Despite record surplus, Gov. Newsom wants new water, phone taxes

Gov. Gavin Newsom’s has called for a first-ever water tax and an added fee on phone bills at a time when the state is enjoying what recently departed state Legislative Analyst Mac Taylor called “extraordinary” budget health. Newsom said last week that experts now forecast a $21.5 billion budget windfall in 2019-20. Until recent years, the optics of asking the public to pay more with an overflowing budget would have seemed impossible to overcome.

Specific details have not yet emerged on Newsom’s plan, but it’s expected to be similar to a rejected 2018 proposal from state Sen. Bill Monning, D-Carmel, to tax residential customers 95 cents a month to help fund water improvements in rural farming communities in the Central Valley and throughout the state.

It would raise about $110 million to get clean water to what the McClatchy News Service estimated last year to be 360,000 people without such access. Others looking at the problem see it as much worse. Newsom said 1 million residents face health risks from their own water supplies.

Newsom emphasized what a priority the water tax would be for him on Friday by taking his cabinet on a “surprise” tour of affected Central Valley communities.

The dairy industry would also face $30 million in new fees. The $140 million annually that Newsom hopes to get from his plan is dwarfed by money already available from a $7.5 billion 2014 state water bond. While the largest chunk of the bond – $2.7 billion – was reserved for water storage projects, one of its listed priorities for the remaining $4.8 billion was providing access to clean water.

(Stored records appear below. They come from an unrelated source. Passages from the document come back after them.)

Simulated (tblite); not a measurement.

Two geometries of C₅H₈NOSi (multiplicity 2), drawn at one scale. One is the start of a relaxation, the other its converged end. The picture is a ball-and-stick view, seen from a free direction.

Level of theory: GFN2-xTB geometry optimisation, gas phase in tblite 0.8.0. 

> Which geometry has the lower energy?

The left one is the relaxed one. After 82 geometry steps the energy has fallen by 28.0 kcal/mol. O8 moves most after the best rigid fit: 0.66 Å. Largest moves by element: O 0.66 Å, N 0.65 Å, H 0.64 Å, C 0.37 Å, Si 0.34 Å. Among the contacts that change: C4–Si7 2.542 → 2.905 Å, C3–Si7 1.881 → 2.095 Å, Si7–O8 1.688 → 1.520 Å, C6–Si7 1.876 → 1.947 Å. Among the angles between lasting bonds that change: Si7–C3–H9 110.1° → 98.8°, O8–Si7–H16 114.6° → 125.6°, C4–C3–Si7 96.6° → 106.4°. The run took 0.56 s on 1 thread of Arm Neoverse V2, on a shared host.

Howard Jarvis Taxpayers Association President Jon Coupal saw Newsom’s water tax plan as part of a historical continuum. He told the Sacramento Bee it was only the latest example “of California’s knee-jerk reaction to default to a new tax whenever there’s a new problem.”

But Newsom depicted his 2019-20 budget as reflecting discipline, touting its emphasis on continuing to add to the state’s rainy day fund and his commitment to prepay some of CalPERS’ and CalSTRS’ unfunded long-term liabilities. Finance officials say every $1 billion prepaid now saves more than $2 billion in the long haul.

Governor cites urgent need to upgrade 911 system

Newsom also confirmed that he wants to add a 20- to 80-cent fee on monthly cellphone and landline bills to upgrade the 911 emergency notification system. That would take a two-thirds vote of the Legislature.

A similar proposal died late in the legislative session amid fears that it was a regressive tax that could cause headaches for incumbents on the November ballot.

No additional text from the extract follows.